Bien sûr.
Monday, June 22nd, 2020
Well, hey, okay, to follow up on what I wrote yesterday, yes, Apple did indeed announce a transition away from Intel chips to Apple’s own design of chips that use that 64 bit ARM architecture I went on about yesterday.
They announced all this in a slickly-produced video set in and around Apple’s pretty empty at the moment spaceship campus, Apple Park. At the end of the presentation was a long list of “Health & Safety” credits, the new “no animals were harmed in the filming of this episode.”
But hey, new architecture! Big transition!

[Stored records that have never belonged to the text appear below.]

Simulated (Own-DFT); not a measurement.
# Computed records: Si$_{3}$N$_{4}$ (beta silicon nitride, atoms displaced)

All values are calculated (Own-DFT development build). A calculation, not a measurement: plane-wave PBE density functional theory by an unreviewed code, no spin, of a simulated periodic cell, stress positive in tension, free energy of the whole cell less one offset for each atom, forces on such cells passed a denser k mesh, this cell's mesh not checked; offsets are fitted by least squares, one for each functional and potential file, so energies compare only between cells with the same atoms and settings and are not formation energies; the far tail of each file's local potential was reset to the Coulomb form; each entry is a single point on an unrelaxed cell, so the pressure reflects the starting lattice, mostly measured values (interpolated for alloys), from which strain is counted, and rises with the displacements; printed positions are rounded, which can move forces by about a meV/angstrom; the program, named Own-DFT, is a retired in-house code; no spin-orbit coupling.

Are there new machines we can buy today? Um, no, check back toward the end of the year. Will the transition be easy for developers and for the most part invisible to consumers? Apple says indeed. How long will it take until they no longer sell any Intel chip machines? About two years. Right now if you’re a for-real developer you can apply to pay $500 to get what looks like a rental Mac Mini with the same system on a chip that powers the current iPad Pro inside, so you experience the new system and write your code and debug it appropriately. This is similar to the developers’ program they had when they went from PowerPC to Intel.
There will be a new version of MacOS this year, just like last year’s release of the (somewhat derided and problematical) MacOS Catalina.
This one will be called MacOS Big Sur. Big Sur! Also it’s MacOS 11.0 after a seemingly endless stream of Mac OS 10.something releases.
Thanks Apple, for a distraction from the troubling world around us. Good luck with those new SoCs.